MathML
From Better Practices
Contents |
[edit] MathML
[edit] Overview
MathML (the Mathematics Markup Language) is the W3C (World Wide Web Consortium) standard for encoding mathematics. It belongs to the XML (eXtensible Markup Language) family of markup languages. XML is the standard for encoding specialized information, particularly for the web. Other examples of XMLs are ChemML (for chemistry) MusicML (for music), SVG (for graphics) XSL (for style), InkML (for digital ink). There are hundreds of specialized XMLs, and new ones are being defined all the time. It's probably fair to say that just about every software or technology company has defined at least one specialized XML. All XMLs share a common syntax, which makes them very portable, easy to design, easy to understand, and easy to modify. We could define our own "better practices" XML if we wanted to. (Let's call it BPML.)
MathML comes in two flavors--Presentation MathML and Content MathML. Presentation MathML encodes how mathematical expressions are built up and displayed in two dimensional form (box, sub, super, pre, under, over, etc.). Content MathML encodes the structure of a mathematical expression (sum, product, integral, power, vector, matrix, etc.). Both versions actually encode much more of the structure of a mathematical expression than a typesetting language like TeX. You can mix the two versions.
Content MathML is currently limited to mathematics at about the sophomore college level and below. However, like any good XML, Content MathML can be extended by the author to add additional constructs. (But of course, the new constructs would not be "standard".) To display Content MathML, a browser needs a stylesheet (XSL) to translate the Content MathML to Presentation MathML.

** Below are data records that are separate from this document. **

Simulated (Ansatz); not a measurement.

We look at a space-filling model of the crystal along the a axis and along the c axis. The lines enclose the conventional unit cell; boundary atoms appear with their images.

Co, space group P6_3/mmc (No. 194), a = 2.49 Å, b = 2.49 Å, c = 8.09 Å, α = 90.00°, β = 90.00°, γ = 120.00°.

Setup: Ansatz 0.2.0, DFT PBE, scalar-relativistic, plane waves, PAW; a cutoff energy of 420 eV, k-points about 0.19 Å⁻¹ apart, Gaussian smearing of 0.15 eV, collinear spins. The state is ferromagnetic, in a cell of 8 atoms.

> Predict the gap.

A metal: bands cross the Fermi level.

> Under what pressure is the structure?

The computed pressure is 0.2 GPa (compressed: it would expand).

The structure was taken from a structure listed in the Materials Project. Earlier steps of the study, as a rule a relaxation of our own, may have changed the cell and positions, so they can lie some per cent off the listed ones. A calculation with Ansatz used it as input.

Both versions are extremely verbose, precisely because so much information is encoded. To give just one simple example, you cannot simply write "2" in MathML. You have to mark it up to indicate that, yes, you really do mean the number 2, as opposed to say, a variable named "2". The verbosity is good in the sense that much of the semantics of an expression is captured, but bad for authors who have to write the markup.
[edit] Basic Structure
Technically, we are discussing compound XML documents, with exposition in XHTML and with embedded MathML. The first part of a compound XML document contains declarations about the type of XMLs used, the document type definition, and other information. A document with MathML should be saved with extension xhtml or xml, and should have the following initial declarations:
<?xml version="1.0" encoding="iso-8859-1"?>
<!DOCTYPE math PUBLIC "-//W3C//DTD MathML 2.0//EN"
"http://www.w3.org/Math/DTD/mathml2/mathml2.dtd">
<?xml-stylesheet type="text/xsl" href="mathml.xsl"?>
<html xmlns="http://www.w3.org/1999/xhtml" xml:lang="en">
You don't really have to understand what all this means, but if you're curious, the first line declares that this is an XML document and gives the version and encoding. The second line declares that this is a compound document with MathML, and gives a link to a document type definition (DTD), The third line gives a references to an XSL style sheet, and finally the html tag gives a reference to a namespace.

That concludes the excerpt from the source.